Labor forces Scott Morrison’s hand on integrity

Dennis Shanahan

Scott Morrison has put his integrity on the line in a fight with Anthony Albanese. What was a minor and little-understood political mistake has turned into a full-blown test of leadership.

Whether the Prime Minister or the Opposition Leader win will ­depend on the integrity of Energy Minister Angus Taylor and the NSW Police Force’s view of that ­integrity.

For the moment, Morrison is standing up to Labor’s attack, sticking by his minister, demonstrating loyalty, implementing the ministerial code as he sees it, following process with the police and pushing the Coalition’s agenda in the Senate.
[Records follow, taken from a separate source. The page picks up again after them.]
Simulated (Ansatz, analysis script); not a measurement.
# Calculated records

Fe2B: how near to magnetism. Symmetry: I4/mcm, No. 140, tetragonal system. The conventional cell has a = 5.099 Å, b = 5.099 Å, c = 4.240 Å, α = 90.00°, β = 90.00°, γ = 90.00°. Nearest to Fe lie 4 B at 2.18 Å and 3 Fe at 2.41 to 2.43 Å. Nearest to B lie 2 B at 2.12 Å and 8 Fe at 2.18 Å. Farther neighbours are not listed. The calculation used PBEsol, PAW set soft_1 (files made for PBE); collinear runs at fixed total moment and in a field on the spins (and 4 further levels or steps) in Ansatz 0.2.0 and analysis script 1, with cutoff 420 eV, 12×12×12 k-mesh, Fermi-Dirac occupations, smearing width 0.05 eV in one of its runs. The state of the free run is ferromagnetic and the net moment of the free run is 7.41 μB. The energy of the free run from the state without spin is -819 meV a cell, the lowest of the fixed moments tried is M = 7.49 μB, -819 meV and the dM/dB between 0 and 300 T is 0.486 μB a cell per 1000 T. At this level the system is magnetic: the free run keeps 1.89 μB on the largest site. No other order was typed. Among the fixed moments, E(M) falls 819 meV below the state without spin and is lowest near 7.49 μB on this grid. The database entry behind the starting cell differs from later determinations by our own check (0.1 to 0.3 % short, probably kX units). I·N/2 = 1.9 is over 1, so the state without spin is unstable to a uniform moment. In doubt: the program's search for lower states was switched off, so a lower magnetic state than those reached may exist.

But should there be an adverse finding by the police against Taylor based on a complaint from Labor’s legal affairs spokesman, Mark Dreyfus, Morrison has the option of dumping him.

Taylor’s fate depends on what he has done and what police find. Of course, Labor wants to handcuff Morrison to Taylor to taint his judgment and integrity.

Parliament has this week been all about integrity: integrity of Westpac. Integrity of the CFMEU. Integrity of Taylor. Integrity of Morrison.

Of course, it’s really been about the politics of integrity. The government is intent on passing its new laws on enforcing integrity of registered organisations — greater control of the unions — through the Senate. Labor is intent on blocking it.

Labor used the reprehensible behaviour of Westpac to blunt the Coalition’s claims on the need for action against unions. The government used the reprehensible ­behaviour of rogue unions to blunt the ALP’s claims that mistakes involving “paperwork” could lead to deregistration.

Labor understandably wants credit for championing a royal commission into banking, to portray Morrison as not being tough enough on banks and to leverage the Westpac scandal to defeat the Coalition’s “union-busting” laws in the Senate.

Labor Treasury spokesman Jim Chalmers said: “In a week when the Morrison government’s highest priority is to pick on workers and unions, it beggars belief that, for so long now, the Morrison government has gone soft on the banks, resisted a banking royal commission, voted against it 26 times.”

Chalmers’s argument is: “Scott Morrison thinks that a union making three mistakes on their paperwork is a bigger threat to Australia than 23 million breaches of the law by one of the big four banks.”

Attorney-General Christian Porter responded to the “paperwork” claims by listing convictions for unionists involving drug dealing, bullying and threatening police to destroy the moral equivalence argument. The revelation police were to conduct an inquiry into the Labor complaint about Taylor gave Labor the upper hand and forced Morrison to act.